The latest craft brewery to join A-B’s growing portfolio of craft brands in “The High End,” Devils Backbone produced 60,000 barrels in 2015. The brewery expects to make about 95,000 barrels in 2016.
The sale of Devils Backbone had rapid aftershocks within the industry.
Devils Backbone co-owner Steve Crandall, who had served on the board of the non-profit Brewers Association and chaired the trade group’s market development committee, offered to resign the same day his company announced the sale to A-B.
Devils Backbone will still remain an associate member of the BA and continue to enter beers for judging at competitions like the Great American Beer Festival, but the company will no longer be allowed to vote on important association issues, according to the group’s bylaws.

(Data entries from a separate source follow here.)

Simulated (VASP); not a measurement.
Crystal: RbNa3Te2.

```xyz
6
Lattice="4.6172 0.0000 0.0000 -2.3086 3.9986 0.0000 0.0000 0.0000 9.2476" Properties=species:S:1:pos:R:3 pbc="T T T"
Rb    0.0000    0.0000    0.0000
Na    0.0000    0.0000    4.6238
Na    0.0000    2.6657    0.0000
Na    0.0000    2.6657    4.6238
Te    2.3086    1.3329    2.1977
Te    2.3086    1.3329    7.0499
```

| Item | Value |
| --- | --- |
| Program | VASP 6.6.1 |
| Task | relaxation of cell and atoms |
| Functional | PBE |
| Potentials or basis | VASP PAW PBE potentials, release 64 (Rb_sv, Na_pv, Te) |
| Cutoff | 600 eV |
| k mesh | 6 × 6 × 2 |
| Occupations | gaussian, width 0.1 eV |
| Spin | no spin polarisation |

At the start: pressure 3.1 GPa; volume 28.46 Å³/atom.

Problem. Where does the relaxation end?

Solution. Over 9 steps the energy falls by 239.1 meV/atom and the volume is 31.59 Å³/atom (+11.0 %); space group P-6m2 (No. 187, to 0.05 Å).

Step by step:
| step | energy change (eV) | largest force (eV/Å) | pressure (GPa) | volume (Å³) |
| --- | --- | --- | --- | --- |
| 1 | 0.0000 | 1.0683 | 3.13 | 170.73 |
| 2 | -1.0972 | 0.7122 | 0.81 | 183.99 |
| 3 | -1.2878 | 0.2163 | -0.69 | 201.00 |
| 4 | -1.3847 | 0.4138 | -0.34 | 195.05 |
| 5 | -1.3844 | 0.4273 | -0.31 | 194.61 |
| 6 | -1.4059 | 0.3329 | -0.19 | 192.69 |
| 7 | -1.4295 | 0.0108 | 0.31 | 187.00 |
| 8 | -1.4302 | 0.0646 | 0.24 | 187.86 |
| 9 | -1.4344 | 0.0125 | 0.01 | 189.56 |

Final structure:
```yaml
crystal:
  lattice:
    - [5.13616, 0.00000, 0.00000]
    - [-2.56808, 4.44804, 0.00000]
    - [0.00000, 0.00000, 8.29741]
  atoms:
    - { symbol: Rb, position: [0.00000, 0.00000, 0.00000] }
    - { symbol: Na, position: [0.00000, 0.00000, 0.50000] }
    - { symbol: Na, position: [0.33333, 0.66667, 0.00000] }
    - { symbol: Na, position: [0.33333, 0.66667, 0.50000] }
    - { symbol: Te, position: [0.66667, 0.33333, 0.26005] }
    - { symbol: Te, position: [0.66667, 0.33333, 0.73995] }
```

Golden Eagle Execs Take Wing
A pair of former Arizona beer distribution executives have launched a new consultancy aimed at helping U.S. craft brewers and wholesalers with strategic business planning.
Kimberly Clements, the former owner and CEO of Tucson-based Golden Eagle Distributors before the company was sold to competitor Hensley Beverage in January, and her former vice president of sales and marketing, Daniel Lust, have formed PINTS LLC.
The new PINTS venture, short for “partners invested in transformational solutions,” intends to aid craft brewers with all aspects of distributor management, including contract negotiations, new market due diligence, go-to market strategies, portfolio development, sales training and logistics. The company will also provide retail and data analysis services, Clements said.
“We’ve found that some brewers don’t really speak ‘distributor’ very well,” she told Brewbound. “The business is changing so quickly and having a vision of where things are going and seeing the bigger picture is really important.”
Clements and Lust, who are equal partners in the new venture, will also work directly with wholesalers. The company’s first client is Hensley Beverage, Clements said.
Collins + Consumer
Equity and investment crowdfunding platform CircleUp and venture capital firm the Collaborative Fund have announced the launch of Collab+Consumer, a new fund on CircleUp for early-stage, mission-driven companies in retail, apparel, CPG and pet care. The fund, which totals $10 million, will invest $500,000 to $3 million per company.
“Many of our companies are excited about the prospect of finding strategic capital when they work with us – this partnership provides them with yet another partner that helps fill this demand,” Allie Rabman, a business development associate at CircleUp, tells NOSH.
Collaborative Fund provides seed capital for startup companies that aspire to change the world with disruptive businesses. Investors in the fund include musician Pharrell Williams, Zappos founder Tony Hsieh and Kiva co-founder Jessica Jackley. It has invested in food and beverage brands including Hampton Creek, Blue Bottle Coffee, Exo and Revolution Foods. CircleUp is an online platform that helps consumer brands seeking investment connect with and receive capital from accredited investors.
The relationship between the two companies has been ongoing. Collaborative Fund led CircleUp’s $30 Million Series C round in 2015 and its Managing Partner and Founder Craig Shapiro is on the company’s Board of Directors. Shapiro has a personal investment profile on the website and has invested in brands such as cereal and gardening company Back to the Roots through the platform.
The partnership comes at a time when many consumers are seeking to purchase more than just a physical product. The story behind the company and the values it holds are, in some cases, almost as important as the product itself. “When you think about what connects people to brands, part of that comes from the product itself, but a lot of it stems from an emotional connection,” Rabman notes. “If a brand is mission-driven, it is able to connect with consumers on a deeper level.”